The Magnificent Seven, L-R: Doug Hammonds, John Page, Carter Hackney, John Burrows. T-B: Meade Brown, Tony Stallard and Larry Orr. Lexington, Kentucky.
An Interview With Tony Stallard

60sgaragebands.com How did you first get interested in music?

Tony Stallard (TS): Radio was the most influential thing on me, my window to whatever signal I could find out there. A 50,000 watt radio station at night was a wonder. My parents had me in piano lessons when I was seven and I followed that with about five years of study. I also was influenced by music of hymns in church and popular music beginning around 1950. The fifties was a time ripe with new opportunities for us kids coming of age in an age of change. I believe rockabilly was a most important bridge…and we crossed it.

60s: Was The Temptashuns your first band?
TS: Yes. We were together about twelve years, from the summer of 1959 through 1972.  I formed the band.

The original group was Tony Stallard, lead guitar/vocals; Shelby Lorrison, rhythm guitar;
Wendell Sams, organ/vocals; Doug Hammonds, tenor sax; Larry Kelley, drums; and Earl Morgan, bass.

The second lineup was 
Tony Stallard, Hammond organ/vocals; Shelby Lorrison, guitar; Doug
Hammonds, tenor sax; Larry Kelley, drums; John Page, bass; and Larry Orr, lead vocals; The Tempettes, Susan Farmer (deceased), Pam Nallinger, Bettye Jo Betz and Mickey Levy, were with the band for a time. Mickey Levy remained with The Temptashuns doing lead and backing vocals.

Three high school friends--Mike Marsh, John Bell (deceased) and Charles
Holdaway taped ‘live’ recordings of The Temptashuns beginning in 1961 as well as ‘tinkered’ with the sound system with slap-back type echo and other recorded ‘sounds’ introduced into the mix.

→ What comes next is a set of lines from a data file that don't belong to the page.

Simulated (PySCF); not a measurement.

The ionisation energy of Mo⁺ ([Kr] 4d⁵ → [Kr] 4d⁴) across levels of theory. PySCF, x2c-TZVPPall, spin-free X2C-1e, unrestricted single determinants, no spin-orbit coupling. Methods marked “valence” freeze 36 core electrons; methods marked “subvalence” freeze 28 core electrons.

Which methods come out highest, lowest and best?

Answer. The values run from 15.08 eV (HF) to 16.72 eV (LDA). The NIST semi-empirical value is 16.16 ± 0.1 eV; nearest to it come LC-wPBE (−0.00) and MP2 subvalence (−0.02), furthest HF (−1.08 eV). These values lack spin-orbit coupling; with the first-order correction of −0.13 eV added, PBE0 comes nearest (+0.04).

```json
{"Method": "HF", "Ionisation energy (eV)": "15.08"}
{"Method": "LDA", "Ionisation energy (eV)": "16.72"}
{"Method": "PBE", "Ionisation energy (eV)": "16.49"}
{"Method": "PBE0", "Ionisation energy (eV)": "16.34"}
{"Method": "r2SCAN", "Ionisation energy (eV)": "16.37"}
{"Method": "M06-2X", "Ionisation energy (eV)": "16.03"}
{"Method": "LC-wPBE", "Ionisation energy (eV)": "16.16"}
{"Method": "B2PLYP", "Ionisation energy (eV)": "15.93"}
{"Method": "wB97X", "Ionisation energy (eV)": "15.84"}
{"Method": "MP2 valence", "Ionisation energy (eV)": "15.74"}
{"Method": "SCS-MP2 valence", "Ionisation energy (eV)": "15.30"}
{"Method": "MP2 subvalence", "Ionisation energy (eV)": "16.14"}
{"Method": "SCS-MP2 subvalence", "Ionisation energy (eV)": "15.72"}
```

Another friend of theirs, John Chaplin (deceased) supported the band through the years as 'Herb Oscar Kent,' a popular radio deejay personality and producer.  The support of local radio, TV, and its personalities was instrumental in our early growth and professional development.

The1963 lineup was 
Tony Stallard, Hammond organ/vocals; Doug Hammonds, tenor sax; John
Page, bass; Larry Kelley, drums; John Burrows, trumpet/flugelhorn; Larry Orr, lead vocals; Carter Hackney lead guitar; and Mickey Levy, lead and background vocals. (Mickey left the band fall semester 1964).

The 1965 lineup was
 Tony Stallard, Hammond organ/vocals; Doug Hammonds, tenor/baritone
sax; John Page, bass; John Burrows, trumpet/flugelhorn; Larry Orr, lead vocals; Carter Hackney lead guitar; and Meade Brown, drums.

The n
ame of the band changed from The Temptashuns to The Magnificent Seven in February
1965. We were most commonly referred to as The Mag 7 in Lexington. The Magnificent Seven was Tony Stallard, Hammond organ/vocals; Doug Hammonds, tenor/baritone sax; John Page, bass; John Burrows, trumpet/flugelhorn; Larry Orr, lead vocals; Carter Hackney lead guitar; and Meade Brown, drums.

In
the summer of ’66 and after (the band remained with this lineup of players to midsummer 1966), Tony Stallard was replaced with Randy Evans on organ (he was later replaced with Richard Peck and eventually Tom Martin for a brief time); Larry Orr was replaced with Charlie Shuck on lead vocals. Carter Hackney was later replaced with Bob McCaw on lead guitar and vocals (he was later replaced with Les Taylor on lead guitar and vocals). John Burrows (deceased) was replaced with Roger Dane on trumpet. John Page was later replaced with Earl Grigsby on bass and vocals. Singer Archie Himons appeared and recorded with this lineup briefly. Paul Million (deceased) later joined the band’s horn section on trombone. 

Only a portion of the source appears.